Weather-Caused Disasters Remain the Most Destructive

Terrorist attacks and active shooter events garner extensive media attention, but in terms of lives lost, property damage, and overall social disruption, weather-related disasters dwarf man-made incidents.

With World Meteorological Day quickly approaching (March 23), we thought it was an opportune time to provide some context for weather-related disasters:

  • As was noted extensively in recent media reports, 2017 tallied 16 weather-related natural disasters of $1 billion or more in damages. The current cost estimate for those 16 events sits at $306 billion, the most expensive year on record.
  • Flooding consistently tops the list for the most costly and damaging disaster
    • Most of the $125 billion in damages caused by Hurricane Harvey stemmed from flooding of the Houston metropolitan area
    • Flooding is most often caused by more mundane conditions – heavy rains and snowmelt
  • Hurricanes Harvey, Maria, and Irma caused 251 fatalities
  • Western wildfires cost another 54 lives and $18 billion in damages (also a new annual record)
  • A hailstorm alone caused $3.4 billion in damages in Colorado and Oklahoma in May 2017

The list can go on – drought, tornadoes, landslides, severe storms all added to the catalog of weather-related disasters.

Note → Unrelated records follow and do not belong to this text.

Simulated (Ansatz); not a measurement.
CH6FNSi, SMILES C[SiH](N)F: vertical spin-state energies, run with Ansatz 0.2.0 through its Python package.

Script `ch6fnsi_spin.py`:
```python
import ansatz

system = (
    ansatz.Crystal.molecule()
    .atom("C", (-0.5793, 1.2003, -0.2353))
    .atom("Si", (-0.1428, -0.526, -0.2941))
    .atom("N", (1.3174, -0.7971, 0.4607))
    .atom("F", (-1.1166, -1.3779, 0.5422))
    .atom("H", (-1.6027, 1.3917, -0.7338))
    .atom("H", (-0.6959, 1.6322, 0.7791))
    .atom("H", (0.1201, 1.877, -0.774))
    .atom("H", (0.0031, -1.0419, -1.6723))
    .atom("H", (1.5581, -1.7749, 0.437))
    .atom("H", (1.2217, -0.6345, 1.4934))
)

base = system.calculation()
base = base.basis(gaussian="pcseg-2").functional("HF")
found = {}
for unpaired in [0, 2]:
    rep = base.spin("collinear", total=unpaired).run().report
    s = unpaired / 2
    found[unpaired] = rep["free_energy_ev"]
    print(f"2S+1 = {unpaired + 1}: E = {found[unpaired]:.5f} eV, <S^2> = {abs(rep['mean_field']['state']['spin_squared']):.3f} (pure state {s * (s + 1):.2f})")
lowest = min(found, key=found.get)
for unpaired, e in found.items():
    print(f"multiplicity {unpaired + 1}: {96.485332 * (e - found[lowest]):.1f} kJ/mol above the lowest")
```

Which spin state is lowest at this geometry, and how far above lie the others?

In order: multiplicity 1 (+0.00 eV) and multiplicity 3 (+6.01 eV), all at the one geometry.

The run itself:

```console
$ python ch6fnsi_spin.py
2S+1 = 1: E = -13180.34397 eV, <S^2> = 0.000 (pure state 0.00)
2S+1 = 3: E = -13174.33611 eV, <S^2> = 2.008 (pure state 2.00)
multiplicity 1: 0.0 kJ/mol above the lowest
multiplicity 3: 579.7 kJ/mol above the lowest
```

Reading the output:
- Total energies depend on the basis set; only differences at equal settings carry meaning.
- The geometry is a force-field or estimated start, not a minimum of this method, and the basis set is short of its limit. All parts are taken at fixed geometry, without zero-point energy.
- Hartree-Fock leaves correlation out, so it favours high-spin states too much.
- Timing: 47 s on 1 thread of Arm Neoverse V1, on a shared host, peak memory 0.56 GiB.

A few other notable characteristics and differences between weather and human-caused disasters:

  • Weather disasters affect far wider areas than man-made or facility-specific emergencies, such as building fires, terrorism, or mass shootings
  • They disrupt entire communities for months or longer
  • They require vastly more complex responses, which local communities cannot mount on their own

Preparing for weather-related disasters requires a more generalized approach, since impacts will vary dramatically based on the cause and local conditions. No two storms are the same. However, the upside of this is that organizations that take a broad-based, all-hazards approach to emergency response planning and that focus on core capabilities are well positioned to respond effectively to a wide range of disasters.